GTA 6: IWGB union goes public at Rockstar Games, exposing studio tensions
More than 30 Rockstar Games employees were laid off in 2024 in what the Independent Workers’ Great Britain (IWGB) union described as union-busting. That figure, confirmed through ongoing legal proceedings in the UK, defines the scale of a social conflict playing out behind the scenes as the studio puts the finishing touches on GTA 6, set to launch on November 19, 2026.
The IWGB has now taken a significant step by publicly announcing the formation of a union branch at Rockstar. The deliberate visibility of that move is a direct response to the events of the past year and to the studio’s conduct in negotiations.

What happened since 2024
The sequence of events is documented. In 2024, Rockstar terminated more than thirty employees. Management justified the dismissals by citing alleged leaks of information about projects in development. The IWGB disputed that account, arguing that those let go were precisely the workers who had been trying to organize union representation inside the studio.
Following the layoffs, the IWGB filed legal claims against Rockstar, citing the studio’s refusal to engage in any negotiation over the terms of the dismissals. Those proceedings remain active today, meaning Rockstar Games is simultaneously managing the final stretch of GTA 6 development and live litigation before UK employment tribunals.

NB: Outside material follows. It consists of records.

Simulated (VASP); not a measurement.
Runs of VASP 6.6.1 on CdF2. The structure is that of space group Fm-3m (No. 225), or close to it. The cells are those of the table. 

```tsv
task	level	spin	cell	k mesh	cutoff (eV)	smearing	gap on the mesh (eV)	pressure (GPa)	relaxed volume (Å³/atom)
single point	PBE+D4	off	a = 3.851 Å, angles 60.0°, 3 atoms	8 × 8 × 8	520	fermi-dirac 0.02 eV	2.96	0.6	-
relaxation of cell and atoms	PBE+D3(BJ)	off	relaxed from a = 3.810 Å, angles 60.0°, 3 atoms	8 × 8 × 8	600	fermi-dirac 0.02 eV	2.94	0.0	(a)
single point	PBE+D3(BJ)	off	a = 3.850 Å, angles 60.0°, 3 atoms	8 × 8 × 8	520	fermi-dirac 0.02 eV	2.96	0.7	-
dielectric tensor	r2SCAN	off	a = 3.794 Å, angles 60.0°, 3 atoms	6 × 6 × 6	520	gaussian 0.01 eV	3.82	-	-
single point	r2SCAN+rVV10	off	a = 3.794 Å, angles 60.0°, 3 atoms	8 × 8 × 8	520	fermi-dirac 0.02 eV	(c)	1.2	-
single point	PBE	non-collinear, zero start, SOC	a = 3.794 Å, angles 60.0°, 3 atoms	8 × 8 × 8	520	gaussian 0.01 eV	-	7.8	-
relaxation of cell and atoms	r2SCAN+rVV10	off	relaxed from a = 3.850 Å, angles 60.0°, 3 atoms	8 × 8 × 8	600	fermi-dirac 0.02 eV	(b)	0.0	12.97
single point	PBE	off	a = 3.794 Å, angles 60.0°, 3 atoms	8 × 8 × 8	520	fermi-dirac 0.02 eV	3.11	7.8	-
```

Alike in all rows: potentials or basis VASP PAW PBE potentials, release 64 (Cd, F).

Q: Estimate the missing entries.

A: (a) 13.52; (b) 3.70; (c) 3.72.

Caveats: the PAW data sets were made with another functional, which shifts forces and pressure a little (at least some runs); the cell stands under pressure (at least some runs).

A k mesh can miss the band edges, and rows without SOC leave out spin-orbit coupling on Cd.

The decision to go public with the union branch now is not accidental. It amplifies media pressure on Rockstar at a moment when global scrutiny of the studio is at its highest point.
A timeline of escalating conflict
- 2024 (first half): Rockstar employees begin organizing through the IWGB.
- 2024 (mid-year): More than 30 layoffs. Rockstar cites content leaks; the IWGB alleges union-busting.
- 2024 (second half): The IWGB files formal legal claims, citing Rockstar’s refusal to negotiate over the dismissals.
- May 6, 2025: GTA 6 Trailer 2 is released, confirming the November 19, 2026 launch date and drawing worldwide attention to Rockstar.
- 2025-2026: Legal proceedings continue with no announced settlement.
- May 2026: The IWGB publicly announces the formal establishment of a union branch at Rockstar, six months before the game’s release.
This timeline shows a gradual escalation. Each step taken by the IWGB has coincided with a moment of heightened visibility for Rockstar, which points to a deliberate pressure strategy.

What this announcement actually reveals
The public formation of a union at a major game studio remains a rare event in the industry. Rockstar in particular has long been associated with a culture of secrecy and intensive working conditions, documented most visibly during the development of Red Dead Redemption 2 (released in 2018), when accounts of 100-hour work weeks sparked an international debate about crunch.
The fact that employees are today willing to expose themselves publicly under a union banner, despite the 2024 layoffs, says something about the level of trust (or lack of it) inside the studio. A union branch does not get made visible when workers expect the situation to resolve quietly.
For Rockstar and parent company Take-Two Interactive, the timing is sensitive. A visible labor dispute undermines the image of a studio that must, in six months, sell arguably the most anticipated video game of the decade. Take-Two had made no public statement on the ongoing proceedings at the time this article was published.
A precedent that shapes the current situation
Comparisons with other labor disputes in the games industry are instructive. In 2023, Sega of America developers voted to join the CWA (Communications Workers of America) amid restructuring. At Activision Blizzard, quality assurance workers secured formal union recognition after a months-long fight against management, before Microsoft closed its acquisition of the company. In both cases, proceedings dragged on and management sought to delay negotiations.
That precedent suggests Rockstar could adopt a similar posture: avoid outright confrontation while running out the clock until GTA 6 ships and media pressure subsides. That is a risky calculation if UK employment tribunals accelerate their handling of the IWGB’s claims.
What remains unresolved
The ongoing legal proceedings are the real barometer of this situation. As long as they remain open, the conflict is live and can generate new developments at any time, including in the weeks immediately before the game launches.
The underlying issue, working conditions inside large-budget studios, will not disappear once GTA 6 is out. It surfaced during RDR2’s development, and it is now re-emerging at Rockstar in a more institutionalized form. What the IWGB has achieved is the transformation of a diffuse grievance into a documented social fact, with named parties, active legal proceedings, and now a public organizational structure. That is structurally different from a petition or anonymous testimonials.